The leftist Partido de la Revolución Democrática (Party of the Democratic Revolution, or PRD) has pulled out of the Pact for Mexico, creating an acute crisis (link in Spanish), according to Mexican daily El País.
But how much of a crisis is it?
The Pact for Mexico, created in 2012 by then-new president Enrique Peña Nieto’s Partido Revolucionario Institucional (PRI), the PRD, and the Partido Acción Nacional (National Action Party, or PAN) ended 15 years of gridlock in the fractious congress,
allowing Mr. Peña’s administration to secure passage of wide-ranging bills on telecommunications, tax increases and education.
Congress is taking up the issue next week. But lawmakers from the PAN and the ruling Institutional Revolutionary Party, or PRI, are expected to rewrite the president’s bill to give private oil companies a bigger role in the state energy sector, including contracts that allow them to share oil production. The president’s August initiative called only for sharing the profits from the oil, but not the oil itself.
“If they insist on an energy reform that privatizes Mexico’s oil income, the government is going to generate a situation of enormous social and political instability,” said PRD president Jesús Zambrano in an interview. “We’ll have a very hot Christmas, we’ll launch protests on all fronts.”
Together, the PAN and PRI have the two-thirds majority in Congress required to pass the proposed constitutional changes for the energy overhaul. And the president has already passed most of his major initiatives under the pact.
Mr. Peña Nieto regretted the PRD’s decision to leave the Pact for Mexico, but vowed to press on with reforms.

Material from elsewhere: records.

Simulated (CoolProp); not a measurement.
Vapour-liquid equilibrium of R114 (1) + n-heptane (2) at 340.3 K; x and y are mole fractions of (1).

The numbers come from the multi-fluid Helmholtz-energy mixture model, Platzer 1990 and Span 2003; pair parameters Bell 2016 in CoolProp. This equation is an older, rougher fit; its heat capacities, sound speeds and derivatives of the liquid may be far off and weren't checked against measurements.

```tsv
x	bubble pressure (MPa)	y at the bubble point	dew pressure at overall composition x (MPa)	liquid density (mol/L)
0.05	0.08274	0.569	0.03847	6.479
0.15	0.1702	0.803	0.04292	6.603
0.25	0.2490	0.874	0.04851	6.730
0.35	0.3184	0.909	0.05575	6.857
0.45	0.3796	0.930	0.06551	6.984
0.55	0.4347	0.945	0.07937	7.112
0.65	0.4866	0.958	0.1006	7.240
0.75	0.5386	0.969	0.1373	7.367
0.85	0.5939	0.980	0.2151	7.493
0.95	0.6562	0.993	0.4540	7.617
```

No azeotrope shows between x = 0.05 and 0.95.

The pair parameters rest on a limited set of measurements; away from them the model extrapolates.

From the PRI’s point of view,
The ruling Institutional Revolutionary Party, or PRI, is hoping its energy reform will spur faster economic growth, and the departure of the Party of the Democratic Revolution (PRD) from the accord is likely to push the debate closer to a more business-friendly proposal backed by the center-right.
The Senate is expected to vote on the political overhaul as early as Tuesday, with a vote on the energy bill soon to follow.